The Great Brännvin Row. Before Fylgia (5).
Before Fylgia, there was another story, told by the villagers themselves. Many of my readers have asked about it, and so I decided to post it here. This is the fifth installment. Not yet fiction, it occupies a realm of its own.
In the fall of 1894, Gottfried Bergenheim, who once grew grapes in California, signed a contract with Carl Börjesson to run the Kungsäter store and inn. The initial payment was 750 crowns; 300 crowns due at the end of each year, with an additional 100 crowns should Bergenheim, like the previous innkeeper, sell brännvin.

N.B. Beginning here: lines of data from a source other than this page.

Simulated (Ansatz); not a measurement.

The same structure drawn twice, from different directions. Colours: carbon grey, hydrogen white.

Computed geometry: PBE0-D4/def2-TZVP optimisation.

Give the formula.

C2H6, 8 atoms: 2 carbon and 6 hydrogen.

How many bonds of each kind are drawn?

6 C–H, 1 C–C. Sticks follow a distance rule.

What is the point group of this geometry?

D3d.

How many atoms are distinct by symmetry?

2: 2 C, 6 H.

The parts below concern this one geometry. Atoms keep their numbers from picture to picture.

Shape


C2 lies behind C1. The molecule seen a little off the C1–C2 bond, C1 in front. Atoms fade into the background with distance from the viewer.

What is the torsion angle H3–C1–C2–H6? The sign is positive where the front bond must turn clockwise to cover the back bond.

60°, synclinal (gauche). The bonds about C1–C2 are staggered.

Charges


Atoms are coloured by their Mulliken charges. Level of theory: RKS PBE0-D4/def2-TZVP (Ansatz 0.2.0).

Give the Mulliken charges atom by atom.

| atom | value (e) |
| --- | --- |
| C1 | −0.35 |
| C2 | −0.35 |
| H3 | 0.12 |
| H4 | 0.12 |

Under Bergenheim’s management, the inn flourished. Travelers, mostly salesmen, arrived dusty and tired after long hours next to the coachmen on unforgiving wooden seats. Bergenheim himself met them at the front steps. Short and dapper, in his early thirties, he pulled his handkerchief out of his breast pocket and gave their boots and clothes a few swipes, more well-intended than effective.
Commerce at the store next door was brisk. Aromas of cinnamon, cardamom, and roasted coffee blended with smells of rubber, leather, and tar. Loaves of bread, rings of sausages, wooden clogs, skates, and carbide lamps hung from the ceiling. Bergenheim’s voice could be heard everywhere, as he ordered his assistants up and down the stairs to the cellar to restock supplies. For children hiding behind their mothers’ skirts, he rolled up sugar-candy in paper cones. He told the men to help themselves to snuff out of a large box on the counter, next to the scales, rolls of string, and a shining cash register.
But all was not well. Bergenheim surprised almost everyone when he did not apply for a license to sell brännvin. Lowering the cost of the lease did not seem to be his motive. Selling brännvin had always been lucrative business and well worth the investment. Rather, he wanted to reduce parish drunkenness, which clearly began at the inn. Others shared his concern. On a few occasions, the men at the county council had voted on whether or not the previous innkeeper should be allowed to keep his license. The votes were taken according to fyrk, which gave well-to-do men more votes than others. It was no secret that the vote count could be nudged one way or the other to bring about the desired result.
Carl Börjesson, never one to shy away from a good fight, tried to persuade Bergenheim to change his mind. The county benefited from taxes levied on the local sale of brännvin — had in fact come to depend on them. Also, not selling brännvin at the inn was thought to encourage private distilling, prohibited by law since 1860. Already there was no lack of illicit brännvin makers in the area. The most famous was probably the woman who ran a small “establishment” out of her cottage by one of the lakes, fondly referred to as Hotel du Nord. Drinking was not the only sin committed there — supposedly there was hardly a man in the parish who had not gone to see her.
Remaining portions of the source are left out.